#OFFLINE – Life Beyond the Screen is a visual investigation into presence, body, and public space in the post-digital era. This is because, in recent decades and with exponential growth, global society has entered what sociologist Manuel Castells defines as a “network society”, a reality where the social structure is organized around digital networks and where human experience is mediated by technology.
This is a social phenomenon that is also known globally by the term “alone together”, practically a state of constant connection but emotional isolation. In this context, #Offline is not a regressive call against technology, but a critical framework that analyzes the displacement of experience from the body to the screen, the transformation of memory from a physical and collective archive into an algorithmic database, the commodification of attention (attention economy), and the replacement of physical public space with virtual space.

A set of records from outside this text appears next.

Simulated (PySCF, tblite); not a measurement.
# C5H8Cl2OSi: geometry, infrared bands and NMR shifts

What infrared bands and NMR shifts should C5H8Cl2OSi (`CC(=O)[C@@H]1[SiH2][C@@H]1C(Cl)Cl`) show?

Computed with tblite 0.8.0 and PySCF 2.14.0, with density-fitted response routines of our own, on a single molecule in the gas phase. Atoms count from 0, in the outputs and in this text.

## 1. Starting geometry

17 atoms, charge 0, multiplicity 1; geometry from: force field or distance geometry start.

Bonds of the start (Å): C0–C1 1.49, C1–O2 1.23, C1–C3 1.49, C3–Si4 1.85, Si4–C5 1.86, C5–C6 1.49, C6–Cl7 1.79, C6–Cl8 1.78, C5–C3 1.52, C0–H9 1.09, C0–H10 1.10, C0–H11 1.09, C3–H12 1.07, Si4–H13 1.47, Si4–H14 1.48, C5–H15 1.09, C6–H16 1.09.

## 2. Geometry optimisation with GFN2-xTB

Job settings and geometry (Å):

Philosopher Byung-Chul Han argues that contemporary society has moved from a society of discipline to a society of performance and transparency, where the individual is constantly exposed and exploited through the continuous production of the image. In this reality, physical presence risks being reduced to a simulacrum, while real experience is replaced by its representation. At the same time, Jean Baudrillard’s theories on simulation and hyper-reality make us reflect on the fact that today we often consume the image of life, more than life itself. Against this theoretical backdrop, TIPF, with the theme #Offline, places a research question at the center of its 9th edition of public dialogue: How can the dimension of embodied experience be recovered in an era of total digital mediation?